Sunday, April 30, 2006

I See Dead People

I was at Dismas this past Friday and got to chat with a bunch of really cool people. One conversation in particular seemed to stick with me the entire night. A little back story.

This past Monday, Tuesday and Wednesday, I was able to go to Montreal with 17 other people from Tyndale. It was a sweet road trip, albeit a bit short, but very entertaining and fun none the less. While we were there, we went to Mount Real and checked out a view of the city. As we were driving, we passed by this huge cemetery that seemed to go on as far as the eye could see. We were all 'ooh'-ing and 'aah'-ing at the dead people and making comments about some of the fancier headstones and mausoleums.
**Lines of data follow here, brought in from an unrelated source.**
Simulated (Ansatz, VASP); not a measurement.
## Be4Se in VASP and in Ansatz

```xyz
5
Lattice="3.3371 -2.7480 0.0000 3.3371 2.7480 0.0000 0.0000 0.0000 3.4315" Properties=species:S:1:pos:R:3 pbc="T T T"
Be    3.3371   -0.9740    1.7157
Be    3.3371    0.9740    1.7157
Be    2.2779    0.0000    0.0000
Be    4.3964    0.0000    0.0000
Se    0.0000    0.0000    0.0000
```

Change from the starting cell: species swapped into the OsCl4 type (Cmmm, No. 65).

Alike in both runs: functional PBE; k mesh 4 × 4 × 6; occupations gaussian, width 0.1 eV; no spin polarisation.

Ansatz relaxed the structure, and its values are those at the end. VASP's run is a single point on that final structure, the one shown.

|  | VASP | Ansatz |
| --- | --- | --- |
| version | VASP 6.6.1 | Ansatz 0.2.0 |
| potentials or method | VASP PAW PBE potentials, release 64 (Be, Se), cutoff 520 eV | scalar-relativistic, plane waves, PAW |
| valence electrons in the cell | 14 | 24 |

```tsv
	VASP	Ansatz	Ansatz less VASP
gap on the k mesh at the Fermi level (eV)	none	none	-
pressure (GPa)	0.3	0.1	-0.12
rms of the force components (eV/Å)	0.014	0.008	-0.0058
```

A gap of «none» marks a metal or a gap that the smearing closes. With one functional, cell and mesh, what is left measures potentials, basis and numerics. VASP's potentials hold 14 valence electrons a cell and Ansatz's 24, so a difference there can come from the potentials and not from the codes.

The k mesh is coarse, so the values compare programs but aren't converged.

Now, fast forward to Friday's Dismas. Choo Yee was telling someone about our trip to Montreal and happened to mention the cemetery and all the headstones we saw. This person she was talking to, Don, then said something that has since seemed to take on a life of it's own. He said 'all the headstones don't really interest me. What really fascinates me are the stories each of these headstones have to tell.' As I began to thing about that comment, something seemed to click inside my head. So often when I've driven by or walked through cemeteries, I find myself attracted to the more lavish headstones, rather than the simple ones. I'm not really interested in who's buried there, but more interested in how they look. As I thought about this, I realized that in a really twisted way, I find myself taking the same mindset when I interact with people. So often when I pass by people, I focus on their external appearance and not much else, but totally ignore the fact that each person has a story of importance. I tend to objectify people, whether I know them or not, and treat them as things I can use to bring satisfation unto myself.

In other words, these people I come across are no longer living beings to me, but dead people who I hope to use for my own gain.

As I find myself marinating in this idea, I'm left in a state of disgust and humility. Who am I to say that I am more important than the next person and allow myself to take seat at the head of the table?

Today, I vow to begin the journey of seeing people as they are, and not as who I want them to be. No more moving headstones. No more living cemetaries. I no longer want to see dead people walking, but God's creation whispering His amazing graces for all the world to experience.